Rock Candy: Millennials: The Path of Pop/Rock in the 21st Century
About
The music of the Millennials - people born after 1982 and before 2000 - is unlike anything that had ever come before it.
It was a mash-up of punk from the Seventies, heavy metal from the Eighties, and grunge from the Nineties, all wrapped up in ‘alternative’, whatever that still means. It was messy, it was emotional, it was glorious - and it all swept into the mainstream as the new millennium got underway.
Bands like My Chemical Romance, Panic! at the Disco, Fall Out Boy, Taking Back Sunday, and Coheed and Cambria moved in and set up shop on the far edges of rock; Blink-182, Foo Fighters, Shinedown, 30 Seconds to Mars and others kept things commercial, and between them all, they changed pop/rock music forever.
Then there’s Lady Gaga, the Rock Chick who masquerades as a dance diva; Ed Sheeran, the British singer-songwriter who dares to fill Phil Collins’ shoes; and Billie Eilish, who managed to be born after the point where this book begins, and win 7 Grammy Awards and get into the Guinness Book of World Records twice before the point where it ends.

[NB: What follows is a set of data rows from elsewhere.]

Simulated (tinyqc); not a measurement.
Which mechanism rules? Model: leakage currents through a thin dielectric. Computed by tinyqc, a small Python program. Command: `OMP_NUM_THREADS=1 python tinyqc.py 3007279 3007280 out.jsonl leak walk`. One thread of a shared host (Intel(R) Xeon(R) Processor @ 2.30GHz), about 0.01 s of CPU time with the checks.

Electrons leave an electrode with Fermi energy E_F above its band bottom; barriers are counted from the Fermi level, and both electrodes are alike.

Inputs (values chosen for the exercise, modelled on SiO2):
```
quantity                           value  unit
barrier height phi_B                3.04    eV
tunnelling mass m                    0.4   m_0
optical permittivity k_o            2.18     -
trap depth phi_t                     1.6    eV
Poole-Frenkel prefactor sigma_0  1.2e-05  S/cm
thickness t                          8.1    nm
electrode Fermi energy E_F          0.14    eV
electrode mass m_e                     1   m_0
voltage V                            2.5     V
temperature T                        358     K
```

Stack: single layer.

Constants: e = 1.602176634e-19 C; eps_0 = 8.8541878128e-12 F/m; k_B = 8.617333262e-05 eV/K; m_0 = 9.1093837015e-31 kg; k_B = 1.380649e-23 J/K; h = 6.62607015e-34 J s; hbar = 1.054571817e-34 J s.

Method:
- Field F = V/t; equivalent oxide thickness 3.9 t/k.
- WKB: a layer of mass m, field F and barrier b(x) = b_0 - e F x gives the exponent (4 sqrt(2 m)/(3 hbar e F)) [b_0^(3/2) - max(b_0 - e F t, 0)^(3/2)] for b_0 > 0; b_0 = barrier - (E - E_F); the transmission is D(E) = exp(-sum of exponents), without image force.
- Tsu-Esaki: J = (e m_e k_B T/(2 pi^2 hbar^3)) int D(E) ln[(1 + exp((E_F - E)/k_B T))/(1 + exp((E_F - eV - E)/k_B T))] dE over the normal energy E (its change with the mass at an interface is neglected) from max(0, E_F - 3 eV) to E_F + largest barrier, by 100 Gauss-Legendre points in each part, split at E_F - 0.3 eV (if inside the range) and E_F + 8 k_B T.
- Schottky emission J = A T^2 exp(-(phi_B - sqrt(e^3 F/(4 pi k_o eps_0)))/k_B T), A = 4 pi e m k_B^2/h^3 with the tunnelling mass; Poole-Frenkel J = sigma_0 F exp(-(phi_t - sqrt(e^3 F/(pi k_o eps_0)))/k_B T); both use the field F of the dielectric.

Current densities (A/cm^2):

Rock Candy takes its first deep dive, not into a specific artist or band, but into an era - the era of the Millennials, 2001 to 2018, when all this happened. It’s a survey of the best bands and artists, the best albums, the best songs; it’s a critical examination of how the music industry had changed, and is still changing; and it’s an acknowledgment of a new phase of rock’s social awareness and consciousness, mashing up the discontent of the Sixties with the social media gestalt of the millennium, wherein those who live in the music of the moment are making up their minds how they will respond to that moment.